A new book on the sacred scriptures of “redemptive societies” helps exposing myths and misunderstandings about Chinese religion.
by Massimo Introvigne

We started Bitter Winter in 2018 with the idea of covering not only mainline religions, but also new religious movements, sometimes derogatorily referred to by the CCP and their opponents as xie jiao or “cults.” One good reason for our choice is that these groups, including The Church of Almighty God and Falun Gong, are the most persecuted religious movements in China. Another was that they are less known to an international audience than, say, Catholicism or Islam.
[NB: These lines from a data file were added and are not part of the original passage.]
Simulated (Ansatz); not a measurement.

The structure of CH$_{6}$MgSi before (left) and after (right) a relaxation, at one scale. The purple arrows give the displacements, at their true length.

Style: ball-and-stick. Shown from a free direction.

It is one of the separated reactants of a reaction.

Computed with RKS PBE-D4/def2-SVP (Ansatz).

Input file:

They do, however, have dedicated scholars. For everybody interested in new religious movements in China, the new book edited by Philip Clart, David Ownby, and Wang Chien-chuan, Text and Context in the Modern History of Chinese Religions: Redemptive Societies and Their Sacred Texts (Leiden: Brill, 2020) is a gift. Potential readers should hope to receive it as a gift as well, considering its price of $ 206.
The authors recognize that “redemptive society” is a contested category, but it offers the advantage of avoiding derogatory political labels such as xie jiao, and to underline the specific Chinese features of what most Western scholars would call “new religious movements.” Although their roots are much older, such Chinese movements flourished from the late Imperial era to the Communist takeover of China in 1949. They continue to flourish in Taiwan and in the Chinese diaspora, in the U.S. and elsewhere, and some maintain a presence in the People’s Republic, where they can also be seen as the ancestors of qigong-based and other contemporary groups often labeled as xie jiao.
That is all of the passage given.